Q. When did you become interested in choreographing, and how did you find your choreographic voice/style?
As far as being a tap dancer is concerned, I think a natural transition because tap dance is rooted in improvisation. There’s an element of on-the-spot choreography that’s happening constantly as you’re developing as an improvisational dancer. Simultaneously, my mom was a great choreographer, a ballet dancer, and growing up, I loved watching her create story ballets, so from a really early age it was something that didn’t feel foreign to me. I started choreographing when I was a teenager, and I was really excited to do it really early on, so I never felt like there was a large transition. I guess I sewed it into the fabric of who I was as an artist slowly throughout my coming up as a soloist and working with other choreographers as well.
Q. It has been said that your work has revitalized and given new life to the art form — what does that mean to you and was it your intention to do so when you started out?
I created Dorrance Dance in hopes to share the incredibly dynamic range that tap dance has to offer to audiences who were not currently supporting it regularly. My intention was absolutely to engage with those audiences on a musical and emotional level through tap dance in order to spread the great history and legacy of this American art form throughout the country and the world. Of course, I love experimenting, creating my own work, my own choreography, my own compositions, but I love sharing the brilliant individual voices and styles that are pushing the form forward today and that is also a part of my mission. Many many many people are responsible for revitalizing this art form. My voice is one of many and I’m proud of my community and proud to be a part of a sea of unique and powerful voices.

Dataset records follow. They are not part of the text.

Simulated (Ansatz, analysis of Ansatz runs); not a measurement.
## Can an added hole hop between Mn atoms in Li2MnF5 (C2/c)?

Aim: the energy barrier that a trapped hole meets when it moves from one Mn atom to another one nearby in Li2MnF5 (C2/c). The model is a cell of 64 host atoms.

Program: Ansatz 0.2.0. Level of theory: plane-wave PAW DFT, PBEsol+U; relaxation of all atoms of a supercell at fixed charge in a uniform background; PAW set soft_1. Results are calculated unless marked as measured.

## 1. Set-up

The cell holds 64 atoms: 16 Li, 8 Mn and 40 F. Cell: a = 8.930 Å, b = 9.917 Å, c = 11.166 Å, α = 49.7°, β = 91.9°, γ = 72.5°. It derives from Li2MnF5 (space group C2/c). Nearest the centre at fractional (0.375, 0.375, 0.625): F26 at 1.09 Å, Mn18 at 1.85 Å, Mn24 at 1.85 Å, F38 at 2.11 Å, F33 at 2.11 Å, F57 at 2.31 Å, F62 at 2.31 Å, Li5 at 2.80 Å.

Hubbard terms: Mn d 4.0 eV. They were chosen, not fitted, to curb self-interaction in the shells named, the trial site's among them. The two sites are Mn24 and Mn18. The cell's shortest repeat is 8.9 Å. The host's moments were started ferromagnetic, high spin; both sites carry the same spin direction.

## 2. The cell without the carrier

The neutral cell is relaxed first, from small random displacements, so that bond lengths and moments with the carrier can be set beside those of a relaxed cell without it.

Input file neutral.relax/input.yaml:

Q. What does your choreographic process look like — do you usually start with a piece of music, a beat, a vision? Does a piece usually evolve organically from start to finish, or do you piece different parts together, starting and stopping along the way?
Music is truly at the root of almost everything I create. And by "music," I can mean a particular composition or song, I can mean a rhythm in my head or its counter rhythm, I can mean a feel, I can mean the tension that we can build between two feels, and I can also mean what emotions arise from any/all of that music. It's not that I don't draw inspiration from concept, narrative, visual or movement based ideas, its just that in order for any of those things to be honest, their songs must come first.
Q. What do you love most about your work as a dancer and choreographer? Do you love performing the work just as much as creating it, and do you have any favorite projects or moments in your career to date?
Watching the dancers and musicians I work with take risks, discover, and explore on stage is one of the most rewarding and enjoyable experiences I've ever had. Both in performance and in our cyphers before a show - there is nothing more exhilarating than watching someone push themselves past what they thought was possible and to then be inspired to do the same yourself.
I do also LOVE to dance. Tap dancing is when I feel most myself, and it brings me endless joy to dance with my crew. That I do not yet feel I am close to achieving my potential as a technician or an artist only further inspires me to work my hardest to be worthy of their company and will always keep me pushing as a dancer/performer.
Too many favorite projects to mention!!
Q. What have been the biggest challenges and struggles along the way? Who or what helps or inspires you during tough moments?
The biggest challenge I am experiencing currently is finding time to better myself. I am learning to say “no” in order to be a better dancer, musician, choreographer, performer, director, leader, and human being! My family and close friends are paramount in helping me do this. I would be nowhere without them.
Q. Do you think there any personality traits, habits or beliefs that you think have helped contribute to your success?
I love working hard and I can find joy, play, and humor in it. My dad gave me Viktor Frankel’s “Man’s Search For Meaning” when I was a teenager and taught me that even when one has had everything taken from them, the “last of the human freedoms” is one’s ability to choose their response/reaction to any situation they are put in or that they encounter. Attitude is everything.
Q. Do you have a vision for any particular impact you hope to make through your work and career going forward?
The future of tap dance is absolutely limitless. My vision involves tap dance moving in every direction at once. We, Dorrance Dance, are actively touring on what is a predominantly contemporary, modern, and ballet driven concert dance circuit. We will continue to do this while also educating our audiences (and presenting organizations) about tap dance’s very misunderstood history and about other incredible tap dancers/companies/choreographers that they should seek out! My vision is also to support tap dance as a mainstay at every jazz must festival like it once was, to support tap dance on television, in films, and particularly support GOOD tap dancing on the Broadway stage. There also needs to be a revolution in university dance and music programs to incorporate an accurate history of tap dance (the oldest American art form after Native American forms), I am working to collaborate with historians and dancers to develop this as well as a second company of dancers dedicated entirely to lecture-demonstrations! Personally, I want to be the best dancer/musician I can be in order to honor this incredibly sophisticated form and the masters that came before us!!